The government is preparing to reduce spending on public welfare programs in its proposed FY2026-27 budget, scaling back subsidies that have long been used to cushion households from rising living costs. At the same time, it plans to expand incentives for exporters and remittance earners while relying on increased borrowing and a heavier tax burden to manage a widening fiscal deficit.
The move comes as the BNP government led by Tarique Rahman struggles to accelerate economic activity and improve revenue collection. Critics argue that the proposed budget shifts the burden of fiscal adjustment onto ordinary citizens while continuing to provide generous support to business-oriented sectors.
Officials familiar with the budget process say allocations for subsidies will be significantly reduced in the coming fiscal year, even as incentives for exports and remittance inflows are set to increase. The result could be less direct government support for consumers alongside greater benefits for exporters and businesses.
According to preliminary Finance Ministry estimates, subsidy allocations may fall to Tk 89,538 crore in FY2026-27, down from Tk 95,031 crore in the revised budget for the current fiscal year. Compared with the actual subsidy expenditure of Tk 108,673 crore in FY2024-25, the proposed allocation represents a reduction of nearly Tk 19,000 crore.
Government officials say the decision is based largely on expectations that global prices of fuel, fertilizer and other commodities will stabilize in the coming months. Policymakers are also considering further adjustments to gas and electricity prices as part of a broader effort to reduce subsidy costs.
Many economists, however, caution against building budget assumptions around uncertain developments in international markets. They warn that any renewed geopolitical crisis or supply disruption could quickly push energy and fertilizer prices higher again, increasing pressure on both consumers and government finances.
Export and Remittance Incentives Set to Rise
While subsidy spending is expected to decline, allocations for export and remittance incentives are likely to increase.

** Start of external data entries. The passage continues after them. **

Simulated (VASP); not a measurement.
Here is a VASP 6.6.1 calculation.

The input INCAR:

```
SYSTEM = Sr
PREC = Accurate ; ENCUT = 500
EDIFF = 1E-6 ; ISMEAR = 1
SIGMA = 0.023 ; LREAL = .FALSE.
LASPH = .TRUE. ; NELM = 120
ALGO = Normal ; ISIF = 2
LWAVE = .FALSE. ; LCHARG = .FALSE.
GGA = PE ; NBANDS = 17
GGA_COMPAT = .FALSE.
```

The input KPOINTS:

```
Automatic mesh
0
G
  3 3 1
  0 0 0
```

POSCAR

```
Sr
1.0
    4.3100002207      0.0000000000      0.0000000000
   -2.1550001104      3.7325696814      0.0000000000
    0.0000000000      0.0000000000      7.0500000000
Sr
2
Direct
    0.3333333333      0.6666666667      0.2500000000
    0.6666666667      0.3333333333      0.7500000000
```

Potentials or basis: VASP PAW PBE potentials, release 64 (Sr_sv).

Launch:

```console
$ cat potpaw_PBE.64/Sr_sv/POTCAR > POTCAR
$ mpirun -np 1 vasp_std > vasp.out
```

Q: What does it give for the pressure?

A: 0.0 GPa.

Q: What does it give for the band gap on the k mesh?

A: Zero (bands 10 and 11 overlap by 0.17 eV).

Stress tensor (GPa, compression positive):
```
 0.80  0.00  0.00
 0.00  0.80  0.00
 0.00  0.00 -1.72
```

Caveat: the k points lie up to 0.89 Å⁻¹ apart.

The government is considering a combined allocation of Tk 16,025 crore for export incentives, jute export support and remittance incentives in FY2026-27. The figure is higher than the Tk 15,225 crore allocated for the same programs in the current fiscal year.
Officials argue that stronger incentives are needed to support foreign exchange earnings at a time of economic uncertainty. Yet critics question whether reducing support for consumers while increasing benefits for exporters creates an imbalance in budget priorities.
A Tk 243,000 Crore Deficit
The proposed national budget is expected to total Tk 938,000 crore, with revenue collection targeted at Tk 695,000 crore.
That leaves a projected deficit of Tk 243,000 crore.
To bridge the gap, the government plans to borrow Tk 112,000 crore from the banking sector, Tk 15,000 crore from non-bank sources and Tk 116,000 crore from foreign lenders. It is also expected to spend roughly Tk 46,000 crore on servicing foreign debt during the fiscal year.
Economists say such heavy dependence on borrowing could create long-term vulnerabilities, particularly when revenue collection remains weak and private-sector investment is already under pressure.
Private Sector Could Face a Credit Squeeze
Dr. A.K.M. Waresul Karim, Dean of the School of Business and Economics at North South University, warned that implementing such a large budget would be challenging.
“Implementing a budget of this size will be difficult for the government,” he told The Voice.
He said excessive reliance on borrowing sends a troubling signal to investors.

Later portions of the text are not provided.